Hewitt has shown, in all of her Bach recordings, that she has a rare capacity to get to the heart of the music. She plays Bach intuitively, yet in her own inimitable style, and, while not everyone may appreciate her approach, she is always interesting and puts a great deal of feeling into her recordings.

More than many of her recordings of Bach, this set sounds to me like a journey. While some of her recordings are performances, this is a recreation. As she says of the little preludes in her liner notes, "they recall fond childhood memories, and are as fascinating now as they were then." It seems that she is playing these pieces - not just the preludes, but everything on this set - for the pleasure they give her, and the desire to share that pleasure.
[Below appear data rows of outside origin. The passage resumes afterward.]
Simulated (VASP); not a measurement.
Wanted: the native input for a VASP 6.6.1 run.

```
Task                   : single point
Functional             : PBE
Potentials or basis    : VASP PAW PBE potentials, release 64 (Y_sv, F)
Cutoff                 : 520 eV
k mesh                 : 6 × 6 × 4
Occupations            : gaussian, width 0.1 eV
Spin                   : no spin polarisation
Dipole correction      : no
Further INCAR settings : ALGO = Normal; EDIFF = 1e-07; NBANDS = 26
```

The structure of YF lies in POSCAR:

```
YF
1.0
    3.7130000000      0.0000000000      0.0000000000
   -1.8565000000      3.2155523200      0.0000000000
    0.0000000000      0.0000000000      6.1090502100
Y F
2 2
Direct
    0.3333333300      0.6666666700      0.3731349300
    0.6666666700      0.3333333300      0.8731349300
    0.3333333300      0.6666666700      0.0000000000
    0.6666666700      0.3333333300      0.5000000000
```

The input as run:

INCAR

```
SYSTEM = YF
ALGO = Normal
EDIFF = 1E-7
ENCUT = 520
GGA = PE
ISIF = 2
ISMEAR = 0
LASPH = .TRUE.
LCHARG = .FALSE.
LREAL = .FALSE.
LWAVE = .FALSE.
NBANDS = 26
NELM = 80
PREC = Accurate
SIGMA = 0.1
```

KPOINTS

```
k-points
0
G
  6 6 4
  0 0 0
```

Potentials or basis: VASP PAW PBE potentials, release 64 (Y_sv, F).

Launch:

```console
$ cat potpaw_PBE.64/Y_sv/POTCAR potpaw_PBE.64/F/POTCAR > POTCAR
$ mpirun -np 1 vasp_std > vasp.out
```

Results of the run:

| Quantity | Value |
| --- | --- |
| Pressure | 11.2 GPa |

With the exception of the opening and closing works - two virtuoso pieces - all the music on this recording has a pedagogical nature. The three sets of little preludes are all simple works (although can any work by Bach be called simple?), written to teach. The first six preludes come from Wilhelm Friedemann Bach's Little Piano book; the rest from other sources. They all show how Bach was able to write very expressive music in short, straightforward pieces designed for his children and students to develop rudimentary skills on the keyboard.

The French Suites themselves are in two groups of three: the first three in minor keys, with a quirky sound, and the second three in major keys, with a more joyous, radiant sound. Angela Hewitt approaches all of these works in a very free manner - she ornaments a great deal, far more than what many performers would do. Yet, she somehow manages to make these ornaments sound natural, and never excessive. She is more retained in the slower, more emotional sarabandes, such as that of the second suite, with its haunting, melancholy melody. But she is exuberant in the faster movements, such as gavotte of the fourth suite, where her light touch and flowing ornaments carry the music on like a bubbling stream.

This recording resembles such a stream, as Angela Hewitt takes the listener through a variety of emotions and feelings, from the virtuoso Sonata in D minor, transcribed by Bach from his Suite for solo violin BWV 1003, with its energetic melodies, and, especially, the magnificent fugue in its second movement. It goes on through the first three French suites, the minor suites, and their haunting, bittersweet melodies. Then on to the 18 Little Preludes, these gems of pedagogy that no keyboard player who has learned them can ever forget. On to the major key French suites, where the tone is regal and uplifting, then, finally, the Prelude and Fugue in A minor, whose prelude is full of energy, and whose fugue matches the rhythm, yet takes the listener away into the flights of fancy that only Bach could compose.

Far more than simply a recording of the French Suites, this set contains an interesting combination of works that will certainly not disappoint. Another fine recording from Angela Hewitt, and one that will please fans of her recordings of Bach. For those who have not yet heard her play Bach, this could be a fine introduction to her work.